10 Movies That Bombed So Hard They Killed The Sequel

Franchises that try to run before they could walk usually just end up falling on their face.

The Amazing Spider-Man 2
Sony

Given how heavily Hollywood has been relying on franchises for a long time, you would have thought that they'd have cracked the formula for success by now.

On paper, it seems so simple, and some of the all-time greats have used it to secure sustained success. Introduce characters that people will care about, send them on adventures with real stakes, deliver high-quality action and interesting world-building, and bring the story to a conclusion without fully closing the door on the potential for sequels. Simple, right?

Apparently not, because a lot of studios seem to forget the middle part, and their thinly-veiled attempts at building a franchise involve dropping hints that won't be paid off for years, signposting sequels every five minutes and then just expecting people to show up for more without giving them any real reason to do so.

Just because they want a movie to launch a franchise doesn't mean that it'll automatically happen, and there have been plenty of movies over the years that have been cynically designed with that all-important 'multi-film potential' in mind that have fallen spectacularly at the first hurdle, with the only impact they've made being to the studio's coffers.

10. John Carter

The Amazing Spider-Man 2
Disney

As is the case with almost any big-budget blockbuster these days, John Carter was originally intended to be the first installment in a trilogy, but those plans were pretty much dead in the water as soon as the opening weekend box office numbers came in.
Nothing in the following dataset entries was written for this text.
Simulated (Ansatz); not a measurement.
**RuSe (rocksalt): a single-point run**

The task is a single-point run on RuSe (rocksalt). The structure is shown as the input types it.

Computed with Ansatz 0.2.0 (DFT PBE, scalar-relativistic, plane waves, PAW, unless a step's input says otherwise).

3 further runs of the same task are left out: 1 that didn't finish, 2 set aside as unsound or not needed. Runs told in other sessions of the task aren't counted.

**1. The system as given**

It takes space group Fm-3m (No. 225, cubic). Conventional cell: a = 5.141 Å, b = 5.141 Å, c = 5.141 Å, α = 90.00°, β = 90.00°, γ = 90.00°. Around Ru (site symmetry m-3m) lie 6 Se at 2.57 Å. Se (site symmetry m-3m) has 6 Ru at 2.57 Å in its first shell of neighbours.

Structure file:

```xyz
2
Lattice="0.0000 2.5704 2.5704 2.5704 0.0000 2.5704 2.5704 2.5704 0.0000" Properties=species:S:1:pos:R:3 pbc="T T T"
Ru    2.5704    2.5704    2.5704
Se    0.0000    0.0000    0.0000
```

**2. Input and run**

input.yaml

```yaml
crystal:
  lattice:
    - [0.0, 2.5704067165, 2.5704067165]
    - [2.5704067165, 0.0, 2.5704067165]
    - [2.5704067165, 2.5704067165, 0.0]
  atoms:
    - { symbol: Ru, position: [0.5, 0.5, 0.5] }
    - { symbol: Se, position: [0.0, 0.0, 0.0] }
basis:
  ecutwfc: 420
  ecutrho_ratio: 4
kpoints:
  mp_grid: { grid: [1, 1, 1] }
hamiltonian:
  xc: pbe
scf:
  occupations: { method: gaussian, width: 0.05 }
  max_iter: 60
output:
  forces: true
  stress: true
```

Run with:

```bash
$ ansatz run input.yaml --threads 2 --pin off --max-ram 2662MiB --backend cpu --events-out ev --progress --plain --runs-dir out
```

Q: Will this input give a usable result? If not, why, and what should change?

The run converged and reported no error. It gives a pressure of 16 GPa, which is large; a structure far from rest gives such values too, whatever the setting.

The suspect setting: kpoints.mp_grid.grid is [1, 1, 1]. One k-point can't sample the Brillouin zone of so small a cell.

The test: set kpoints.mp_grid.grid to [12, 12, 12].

The movie became one of the biggest bombs in history after making less than $285m globally against combined production and marketing costs than ran to well over $300m, and while Andrew Stanton's live-action debut has since undergone something of a reappraisal after finding a second life as a cult favorite, less than three years after John Carter hit theaters Disney let the rights revert back to Edgar Rice Burroughs' estate.

Planned follow-ups Gods of Mars and Warlords of Mars were quickly shelved as the studio took a massive financial loss on John Carter, with the sci-fi epic rumored to earn at least $500m worldwide just to break even, a number that it didn't even come anywhere close to approaching.